Advanced string indexes

Let us see how to apply all the concepts we saw earlier to build a small full-text search engine with sheraf.

Full-text search takes a query from a user, and tries to match documents containing the words in the query. Generally we expect it to tolerate typos, and understand plural forms, conjugations and variants of the same word (for instance work and working should be considered as very close). We also expect the result to be ordered by pertinence. For instance, a document containing several times a search word should appear in a better position than a document where it only appears once.

General concepts

Those expectations leads to several treatments on the text we should index, and on the search queries. Here are some steps that can appear:

Alphabet reduction

To deal with a lesser number of character, you can map your alphabet to a subset. You can ignore the case in the idexation and queries, and consider everything is lowercase.

Another technique is the accent folding. This is about considering that the accented letters (for instance e, é and è) are equivalent, and ignoring accents in indexation and querying. This can be done for instance with unidecode.unidecode().

Stemming or lemmatization

Stemming is about deleting prefixes and suffixes, and reducing a word to another word that represents its sense. For instance translations and translated can both be reduced to translat. Both words refer to the same concept we call here translat, even if it is not a proper English word. Thus, a query containing translations can return results containing translated. With the proper tooling, this step is done automatically, but depends on the language. Indeed different languages have different prefixes and suffixes. Stemming can be done with librarys like pystemmer or nltk.

lemmatization is a variant of stemming that only reduce words to existing words. For instance translations and translated could be reduced to translate. This is slower than stemming, but is more accurate. You can lemmatize with libraries like nltk.

Typo correction

errare humamun est, this adage is still true with query search. Typo correction is about allowing the users to make little mistakes in the information they index or query, and still match relevant results. This is sometimes called fuzzy searching.

Levenshtein and variants

Some algorithms like the Levenshtein distance or the Damerau-Levenshtein allow to estimate the similarity between two words. The promiximity of the variant letters, their numbers etc. are taken in account. The distance consist in the minimum number of operations needed to transform one word to the other (insertion, deletion and substitution, for Levenshtein, and (insertion, deletion, substitution and transposition for Damerau-Levenshtein). Computing the Levenshtein distance between one query word and a set of reference words is tedious, since you have to compute the distance between your query word and each word in the set. Some datastructures like the BK Trees allow you to organize your reference set so you just need to compute the Levenshtein distance against a subset of words before you find your matches.

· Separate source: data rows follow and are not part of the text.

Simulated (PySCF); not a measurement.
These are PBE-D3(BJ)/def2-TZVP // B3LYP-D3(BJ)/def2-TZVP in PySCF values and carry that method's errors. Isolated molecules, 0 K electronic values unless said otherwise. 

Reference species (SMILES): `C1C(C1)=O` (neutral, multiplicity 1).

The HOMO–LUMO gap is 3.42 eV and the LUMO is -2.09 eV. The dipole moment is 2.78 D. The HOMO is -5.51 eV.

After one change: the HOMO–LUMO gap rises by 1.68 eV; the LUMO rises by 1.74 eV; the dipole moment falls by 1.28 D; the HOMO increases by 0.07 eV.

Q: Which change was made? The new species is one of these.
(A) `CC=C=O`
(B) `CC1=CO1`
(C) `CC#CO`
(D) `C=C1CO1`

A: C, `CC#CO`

The Levenshtein distance is implemented in libraries like fuzzywuzzy or python-levenshtein. difflib also bring string similarity methods.

SymSpell

Other algorithms like Wolf Garbe’s LinSpell or SymSpell take a different approach but seem to be faster than BK/Damerau-Levenshtein. It indexes a word with Thus Symspell especially trades query speed against memory usage and pre-computation speed.

Another complementary approach is to check words against dictionnaries and then correct them. This for instance is what does pyenchant, based on tools like aspell. Note that pyenchant allows you to define your own dictionnary.

Restricting user input

Sometimes the better solution to a problem is actually to not having to deal with it. When it is possible, restricting the user inputs to a valid set of data prevent you to deal with data imprecisions. This is generally implemented by user interface tricks, such as suggestions as you type. However, that may be difficult to instore when the valid data set is very large or motley.

Pertinence matching

Pertinence is about knowing if a word takes an important place in a document. For instance a document where a searched word appears several time is more relevant than a document where it appears only once. A document where a searched word appears in the title is more pertitent than a document where it appears in the footer. You can do this with some algorithms family like BM25. BM25 is implemented for instance in rank_bm25.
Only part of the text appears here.